|
DALLAS (AP) Taking the stand in a bid to avoid the death penalty, convicted killer George Rivas testified Tuesday that he planned a prison escape because he didn't want to spend the rest of his life in prison.
"I wasn't going to die an old man in prison," Rivas testified in the penalty phase of his trial.
Rivas was convicted of murdering an Irving police officer during an escape with six fellow inmates that set off a nationwide manhunt.
At the time of the December escape, he was serving 17 life sentences for two robberies, along with another life sentence for violating probation for a home burglary.
"I'm a convict," Rivas said. "I robbed and I'm wrong for it, but I'm still a human being."
He has admitted he orchestrated the escape from a South Texas prison and fired some of the 11 shots that struck Officer Aubrey Hawkins on Christmas Eve. The inmates were eventually tracked down the next month in Colorado. One committed suicide.
Prosecutors are seeking the death penalty for the killing of Hawkins. Defense attorneys are lobbying for a life sentence.
Rivas, 31, cried softly as he described a bleak childhood that he said included his stepfather abusing his mother and half siblings.

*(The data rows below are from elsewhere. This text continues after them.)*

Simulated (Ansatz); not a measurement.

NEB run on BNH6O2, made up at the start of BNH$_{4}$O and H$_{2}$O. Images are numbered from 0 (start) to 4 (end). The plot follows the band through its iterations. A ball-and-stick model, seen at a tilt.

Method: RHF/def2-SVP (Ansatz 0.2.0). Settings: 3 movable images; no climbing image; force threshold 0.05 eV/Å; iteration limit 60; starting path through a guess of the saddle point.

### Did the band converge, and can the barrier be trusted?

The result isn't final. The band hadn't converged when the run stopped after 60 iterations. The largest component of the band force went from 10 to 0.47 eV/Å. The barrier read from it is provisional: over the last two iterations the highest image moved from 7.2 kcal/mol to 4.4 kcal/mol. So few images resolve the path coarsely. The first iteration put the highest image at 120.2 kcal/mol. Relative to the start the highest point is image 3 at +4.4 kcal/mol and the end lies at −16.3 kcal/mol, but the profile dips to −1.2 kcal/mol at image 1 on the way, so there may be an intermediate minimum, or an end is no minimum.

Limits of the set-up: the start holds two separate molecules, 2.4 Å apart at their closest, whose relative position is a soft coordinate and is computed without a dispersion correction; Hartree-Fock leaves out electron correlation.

"That man is not a man," he said. "That coward. He used to hurt my mother, and back then police would tell my grandmother they couldn't do nothing unless my mother filed a complaint and she never would."
Rivas lived with his father and maternal grandmother while growing up.
"I grew up calling my grandmother `Mom.' I only knew my mother more like a big sister, really."
He denied sexually assaulting a relative, who testified earlier in the sentencing phase of his trial that Rivas began molesting her when she was 6.
"Absolutely not," he said. "In this courtroom is the first time I ever heard something like that."
On Monday, Dr. Richard E. Coons, a forensics psychiatrist, testified that Rivas cannot be rehabilitated and would commit violence again.
Coons said Rivas is a career criminal who continued "business as usual" after killing Hawkins.
"It is clear the concept of violence is fine with that person," he said.
Defense attorneys have said Rivas never wanted to harm anyone and did not intend to kill Hawkins, only to shoot him in the shoulders to disarm him. They have lobbied for a life sentence, in which Rivas could be isolated from the prison population in an administrative segregation cell.